Protesters in Sudan demand civilian rule


Sudan’s main protest group demanded immediate handover of power to a civilian transitional government, saying it would keep up street demonstrations which ousted former President Omar al-Bashir to achieve its aims.

The Sudanese Professionals’ Association (SPA) called for the establishment of a transitional council protected by the armed forces, adding it would exert “all forms of peaceful pressure to achieve the objectives of the revolution”.

The military council that replaced Bashir, ousted on Thursday by the military after three decades in power, announced new decisions on Sunday including retirement of Defence Minister Awad Ibn Auf. He and his deputy resigned as head of the transition council after assuming the positions following Bashir’s exit.

The council appointed Lieutenant General Abu Bakr Mustafa as intelligence chief, succeeding Salah Abdallah Mohamed Saleh, known as Salah Gosh, who resigned on Friday.

It did not name a successor to Ibn Auf.

The transitional council spokesman told a news conference in Khartoum the military was ready to work with opposition groups to establish a civilian government.

“The ball is now in the political forces’ court when it comes to the prime minister or a government,” Shams El Din Kabbashi said.

“If they are ready to approve anything, we are ready to implement it,” he added.

Lieutenant General Omar Zain al-Abideen, also a council member, said the opposition would have a week to submit suggestions.

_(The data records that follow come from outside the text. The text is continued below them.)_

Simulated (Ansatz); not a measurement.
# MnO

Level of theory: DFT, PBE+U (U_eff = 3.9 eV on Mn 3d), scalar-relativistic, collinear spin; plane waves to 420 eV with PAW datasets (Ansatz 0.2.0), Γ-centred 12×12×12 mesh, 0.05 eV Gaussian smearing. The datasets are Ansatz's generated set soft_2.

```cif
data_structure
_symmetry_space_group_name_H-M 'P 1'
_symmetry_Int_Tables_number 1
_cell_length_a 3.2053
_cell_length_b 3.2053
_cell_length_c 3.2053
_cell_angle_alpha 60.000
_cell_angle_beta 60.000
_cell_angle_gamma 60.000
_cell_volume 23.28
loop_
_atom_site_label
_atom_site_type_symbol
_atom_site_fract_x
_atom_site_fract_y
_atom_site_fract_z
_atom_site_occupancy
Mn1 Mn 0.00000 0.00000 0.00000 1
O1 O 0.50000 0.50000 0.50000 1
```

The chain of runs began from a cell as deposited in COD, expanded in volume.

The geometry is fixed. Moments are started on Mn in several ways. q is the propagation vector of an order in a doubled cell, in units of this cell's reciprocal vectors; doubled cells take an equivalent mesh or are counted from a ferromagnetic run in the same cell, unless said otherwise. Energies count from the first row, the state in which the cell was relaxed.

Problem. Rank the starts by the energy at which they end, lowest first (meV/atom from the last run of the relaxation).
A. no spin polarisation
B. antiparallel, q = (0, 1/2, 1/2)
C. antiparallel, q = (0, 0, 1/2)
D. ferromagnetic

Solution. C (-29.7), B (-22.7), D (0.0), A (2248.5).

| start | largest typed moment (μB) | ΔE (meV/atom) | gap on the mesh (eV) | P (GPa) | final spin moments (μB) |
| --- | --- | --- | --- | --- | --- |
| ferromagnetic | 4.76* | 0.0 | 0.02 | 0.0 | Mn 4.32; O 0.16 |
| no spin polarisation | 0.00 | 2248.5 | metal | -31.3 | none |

The head of the military council, Lieutenant General Abdel Fattah al-Burhan, earlier said the council invited the opposition parties and protest organisers for a meeting.

The SPA and other main opposition parties, which make up a group known as the Forces for Freedom and Change, said they did not attend the meeting.

“We were not invited to this meeting … we will submit our suggestions for the government to the military council,” a spokesman for SPA told Reuters.

A Reuters witness said the meeting was attended by largely unknown politicians and parliamentarians known to be loyal to Bashir’s party.

A sit-in in the Sudanese capital, which began on April 6, was the culmination of a protest movement that began nearly four months ago, triggered by a worsening economic crisis.

Kabbashi said there were orders by the former regime to disperse the sit-in “at whatever cost,” but the military refused and will continue to protect protesters.


Several thousand protesters continued the sit-in outside the Defence Ministry and for the first time state television showed footage of people marching and chanting in the streets, while a presenter congratulated their “revolution”.

SPA, which demanded civilians be included on the transitional military council and for Bashir’s close associates to leave, called for the arrest of prominent National Intelligence and Security Service generals, including its former head Salah Gosh and the removal of the prosecutor general.

It also called for the arrest of Bashir, who the army has already detained.

Kabbashi said a committee would take over the former ruling party’s assets and Sudan’s ambassadors to Washington, a former intelligence chief, and to Geneva, a former foreign minister, were sacked.

He added the military council would release all army and police officers who participated in demonstrations.

Up to four thousand people were still camped out on Sunday, a Reuters witness said, fewer than in previous days, with some people returning to work.

After deadly clashes at the sit-in last week, the atmosphere was relaxed, with soldiers drinking tea and chatting with protesters.

“We are at our sit-in until we hear from the army. We will defend the revolution from hijacking,” Mouawiya Mubarak, a 21-year-old student, said.

“Our demands are clear and have not yet been achieved, why would we go home? Our sit-in is the most powerful weapon in our hands,” the SPA said in a tweet.